A regression of study hours (x) on test scores (y) gives slope b₁ = 5.2 with SE = 1.3, n = 20. Construct a 95% confidence interval for the true slope β₁.

💡 Show Solution

Step 1: Identify given information Slope: b₁ = 5.2 Standard error: SE = 1.3 Sample size: n = 20 Confidence level: 95%

Step 2: Find degrees of freedom df = n - 2 = 20 - 2 = 18 (Use n-2 for regression, not n-1)

Step 3: Find t* critical value From t-table with df = 18, 95% confidence: t* = 2.101

Step 4: Calculate margin of error ME = t* × SE ME = 2.101 × 1.3 ME ≈ 2.73

Step 5: Construct confidence interval CI = b₁ ± ME CI = 5.2 ± 2.73 CI = (2.47, 7.93)

Step 6: Interpret "We are 95% confident that for each additional hour studied, the true mean increase in test score is between 2.47 and 7.93 points."

Note: Since 0 is NOT in the interval, there is significant evidence of a positive relationship (can reject H₀: β₁ = 0).

Answer: 95% CI: (2.47, 7.93) points per hour

2Problem 2medium

Question:

Test H₀: β₁ = 0 vs Hₐ: β₁ ≠ 0 given b₁ = 3.5, SE = 1.2, n = 25, α = 0.05.

💡 Show Solution

Step 1: Set up hypotheses H₀: β₁ = 0 (no relationship) Hₐ: β₁ ≠ 0 (relationship exists)

Two-tailed test, α = 0.05

Step 2: Check conditions LINEAR: Assume scatterplot is linear ✓ INDEPENDENT: Assume random sample, n < 10% population ✓ NORMAL: Residuals approximately normal ✓ EQUAL VARIANCE: Residual plot shows constant spread ✓ RANDOM: Random sample ✓

(LINE conditions for regression inference)

Step 3: Calculate test statistic df = n - 2 = 25 - 2 = 23

t = (b₁ - 0)/SE t = 3.5/1.2 t ≈ 2.917

Step 4: Find p-value From t-table with df = 23, two-tailed: t = 2.917 is between t = 2.807 (p = 0.01) and t = 3.767 (p = 0.001)

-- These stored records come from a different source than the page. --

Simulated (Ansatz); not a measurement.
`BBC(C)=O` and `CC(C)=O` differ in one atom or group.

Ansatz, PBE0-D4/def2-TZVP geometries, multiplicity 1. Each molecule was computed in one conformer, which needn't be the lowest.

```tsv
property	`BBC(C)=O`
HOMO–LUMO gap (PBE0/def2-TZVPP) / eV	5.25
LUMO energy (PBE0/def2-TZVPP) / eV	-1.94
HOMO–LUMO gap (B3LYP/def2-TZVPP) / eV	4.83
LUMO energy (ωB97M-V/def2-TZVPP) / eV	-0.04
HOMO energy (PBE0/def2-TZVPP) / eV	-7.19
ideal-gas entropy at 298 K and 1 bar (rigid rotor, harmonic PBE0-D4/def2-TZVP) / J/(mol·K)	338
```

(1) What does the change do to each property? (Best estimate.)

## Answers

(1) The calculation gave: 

So: 0.001 < p-value < 0.01

More precisely: p-value ≈ 0.0077

Step 5: Make decision p-value (0.0077) < α (0.05) REJECT H₀

Step 6: Conclusion in context "There is significant evidence (p = 0.008) that a linear relationship exists between x and y. The slope is significantly different from zero."

Answer: t = 2.92, p-value ≈ 0.008. Reject H₀. Significant evidence of linear relationship.

3Problem 3medium

Question:

What are the conditions (LINE) for inference in regression? Explain each briefly.

💡 Show Solution

The LINE conditions for regression inference:

L - LINEAR Relationship between x and y is linear Check: Scatterplot should show linear pattern Residual plot should show no curve

I - INDEPENDENT
Observations are independent Check: Random sampling n < 10% of population (if sampling without replacement) No time series or repeated measures

N - NORMAL Residuals are approximately normally distributed Check: Histogram or normal probability plot of residuals Not critical if n is large (n ≥ 30) Just need no strong skewness or outliers

E - EQUAL VARIANCE (also called homoscedasticity) Variability of y is constant for all x Check: Residual plot shows roughly equal vertical spread No fan shape or other pattern in spread

Why these matter:

  • LINEAR: For model to be appropriate
  • INDEPENDENT: For formulas to be valid
  • NORMAL: For t-distribution to apply (especially small samples)
  • EQUAL VARIANCE: For standard errors to be correct

If violations:

  • Not linear → transform or use nonlinear model
  • Not independent → use different methods (time series, etc.)
  • Not normal → okay if n ≥ 30; otherwise transform
  • Not equal variance → transform or use weighted regression

Answer: LINE = Linear relationship, Independent observations, Normal residuals, Equal variance. Check using scatterplot, residual plot, and normal probability plot.

4Problem 4medium

Question:

Computer output shows: b₁ = 2.4, SE(b₁) = 0.8, t = 3.0, p = 0.006, n = 22. Interpret the p-value in context.

💡 Show Solution

Step 1: Identify the test Testing: H₀: β₁ = 0 (no relationship) Against: Hₐ: β₁ ≠ 0 (relationship exists)

Given: p-value = 0.006

Step 2: What p-value means statistically The probability of observing a slope as extreme as 2.4 (or more extreme) IF the true slope is actually 0.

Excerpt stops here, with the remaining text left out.